Is it because the address actually loaded from is not the same as that specified by the memory operand
Yes, pretty clearly that's the thing that separates it from a memory-destination shift.
The reg-reg version is 1 uop with 1 cycle latency on Intel, running on execution ports 0 or 6 on Intel Haswell and later for example, same as shifts. (Decoding an index to a 1-hot mask is cheaper than a general shifter, but since there are shift units presumably Intel just uses those.)
AMD for some reason runs bts reg,reg
as 2 uops, slower than simple shifts. IDK why, maybe something about the FLAGS setting.
bts mem, imm8
is also pretty normal, 3 front-end uops on Intel. xor mem, imm8
is only 2 front-end uops, but that's because it can micro-fuse the load+xor. not mem
is 3 front-end uops, only micro-fusing the store-address and store-uop instructions.
and this confuses some frontend mechanism for tracking memory accesses?
No. The front-end doesn't track memory accesses, that's the back end.
It's partly slow because it's implemented as multiple uops; that hurts even when you do one surrounded by different instructions. On Intel Haswell and Alder Lake (and probably all in between), it's 10 front-end uops for bts mem, r32
, vs. 3 for bts mem, imm8
Since it can't use the usual address-generation hardware directly, it's implemented in microcode as multiple uops, presumably something like LEA into a temporary from the normal addressing mode, and adding (bit_index>>6) * 4
to that to index by dwords or something like that. Oh, maybe the reason it's 10 uops is that it always wants to access the aligned dword containing the bit, not just a multiple-of-4 offset from the address in the []
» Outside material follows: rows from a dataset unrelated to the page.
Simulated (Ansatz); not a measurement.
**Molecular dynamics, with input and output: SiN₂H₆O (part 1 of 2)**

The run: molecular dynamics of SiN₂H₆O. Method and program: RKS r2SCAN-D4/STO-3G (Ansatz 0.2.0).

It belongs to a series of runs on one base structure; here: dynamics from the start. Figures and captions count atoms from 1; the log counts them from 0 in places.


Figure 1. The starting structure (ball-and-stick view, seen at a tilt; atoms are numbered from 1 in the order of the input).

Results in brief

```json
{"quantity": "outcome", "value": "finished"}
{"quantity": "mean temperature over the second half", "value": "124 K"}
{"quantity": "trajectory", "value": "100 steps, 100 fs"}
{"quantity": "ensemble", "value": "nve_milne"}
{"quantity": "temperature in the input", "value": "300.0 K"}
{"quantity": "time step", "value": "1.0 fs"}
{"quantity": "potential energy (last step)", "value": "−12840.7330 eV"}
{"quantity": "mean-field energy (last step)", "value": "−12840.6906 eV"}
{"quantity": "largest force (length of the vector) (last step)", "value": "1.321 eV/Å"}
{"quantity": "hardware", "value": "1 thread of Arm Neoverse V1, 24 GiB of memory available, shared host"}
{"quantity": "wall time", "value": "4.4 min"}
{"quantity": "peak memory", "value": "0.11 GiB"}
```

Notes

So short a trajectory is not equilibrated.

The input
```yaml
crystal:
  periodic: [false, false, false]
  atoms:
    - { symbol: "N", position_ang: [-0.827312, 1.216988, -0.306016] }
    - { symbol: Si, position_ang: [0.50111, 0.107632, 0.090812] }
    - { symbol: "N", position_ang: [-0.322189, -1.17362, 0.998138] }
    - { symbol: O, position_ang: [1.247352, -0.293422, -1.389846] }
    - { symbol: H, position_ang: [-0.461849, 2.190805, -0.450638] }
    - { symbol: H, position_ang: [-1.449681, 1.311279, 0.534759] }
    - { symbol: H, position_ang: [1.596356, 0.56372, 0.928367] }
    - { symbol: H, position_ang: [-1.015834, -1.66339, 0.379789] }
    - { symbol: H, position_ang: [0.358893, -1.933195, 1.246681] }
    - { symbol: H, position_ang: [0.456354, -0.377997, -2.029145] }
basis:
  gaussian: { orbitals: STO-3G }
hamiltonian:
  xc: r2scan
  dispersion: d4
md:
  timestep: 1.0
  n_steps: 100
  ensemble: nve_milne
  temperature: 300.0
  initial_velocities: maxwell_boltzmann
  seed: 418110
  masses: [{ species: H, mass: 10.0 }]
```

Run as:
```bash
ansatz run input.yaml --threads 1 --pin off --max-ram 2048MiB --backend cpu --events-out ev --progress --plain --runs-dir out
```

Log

addressing mode for something like [rax + rdx*4 + 123]
.
Doing it manually is more efficient for the normal case where you know the start of the bitstring is aligned, so you can shr
the bit-index to get a dword index for load / bts reg,reg
(1 uop) / store. That takes fewer uops
than bts [mem], reg
. Note that bts reg,reg
truncates / wraps the bit-index, so if you arrange things correctly that modulo comes for free. For example a Sieve of Eratosthenes. Also How can memory destination BTS be significantly slower than load / BTS reg,reg / store?
But Agner Fog and https://uops.info/ both measure a throughput of 5 cycles on Haswell / Alder Lake P-cores, significantly lower than the front-end bottleneck (or any per-port back-end bottleneck) would account for.
I don't know what accounts for that. The actual load and store uops should just be normal, with inputs coming from internal temporary registers but still a normal load uop and store uop as far as the addresses in the store buffer and load buffer are concerned. (Together, Intel calls that a Memory order buffer = MOB.)
I don't expect it to be a special case of memory-dependency prediction since that happens when a load uop executes (and there are previous store-address uops not yet executed, so the addresses are some previous stores are still unknown.)
TODO: run some experiments to see what if any other instructions mixed in with bts mem,reg
will slow it down, competing for whatever resource it bottlenecks on.
It doesn't look like a benchmarking error on the part of https://uops.info/ (e.g. using the same address every time and stalling on store-forwarding latency). Their testing included some unrolled sequences using different offsets. e.g. Haswell throughput testing for bts m64, r64
measured 6.02 or 6.0 cycle throughput with the same address every time (bts qword ptr [r14], r8
), or an average of 5.0 cycles per BTS when unrolling a repeated sequence like bts [r14],r8
; bts [r14+0x8],r8
; ... ; bts [r14+0x38],r8
. Even for a sequence of 16 independent instructions covering two adjacent cache lines, it was still the same 5 cycles per iteration.